She added that population growth and a widening economic gap between rich and poor "could result in mass migration."
The fund said people within developing countries are pouring into overcrowded cities in unprecedented numbers, and most of the estimated 100 million international migrants moved from a poor developing country to a richer developing nation.
That includes an estimated 37 million people who have fled violence, drought, environmental destruction and other disasters, it said in its annual State of World Population Report.
The report said most international migration is from one Third World country to another. It did not give an overall figure for migration from developing nations to industrialized nations.
Sadik said problems are evident in Germany, France and former Yugoslavia where people are being rejected by the mainstream of society because they are ethnically or culturally different.
Many countries which espouse very liberal policies seem to take a different position "when it comes to their own particular situations in ethnic or ethnicity issues," she said. "They find it difficult to perceive of a society in which they would have to deal with different groups."
She said it is foolish to believe that all countries are going to open their borders or that industrialized countries will be sending a massive amount of resources to the developing nations.
"But I think there has to be some equalization of economic relationships because the basic, fundamental reason for moving of people is really economic," she said.

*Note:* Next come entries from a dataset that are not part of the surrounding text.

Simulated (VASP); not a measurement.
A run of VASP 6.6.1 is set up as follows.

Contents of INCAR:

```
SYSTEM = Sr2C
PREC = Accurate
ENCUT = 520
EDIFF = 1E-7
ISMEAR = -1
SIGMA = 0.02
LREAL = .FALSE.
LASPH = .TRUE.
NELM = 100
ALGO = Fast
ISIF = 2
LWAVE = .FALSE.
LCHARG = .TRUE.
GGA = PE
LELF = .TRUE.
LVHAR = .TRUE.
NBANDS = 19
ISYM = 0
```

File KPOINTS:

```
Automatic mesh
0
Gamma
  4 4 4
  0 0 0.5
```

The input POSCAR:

The $66 billion annually in remittances from international migrants to their families at home are second in value only to oil and larger than total overseas development assistance, the report said.
But rural poverty, high fertility and environmental degradation in developing countries drives about 20 million to 30 million of the world's poorest people to urban areas each year, the U.N. says
The 1993 global population of 5.57 billion is projected to increase to 6.25 billion in 2000, 8.5 billion in 2025 and 10 billion in 2050, the fund said. It said the world's six largest "urban agglomerations" in 1990 were Mexico City, 20.2 million people; Tokyo, 18.1 million; Sao Paulo, Brazil, 17.4 million; New York, 16.2 million; Shanghai, China, 13.4 million; and Los Angeles, 11.9 million.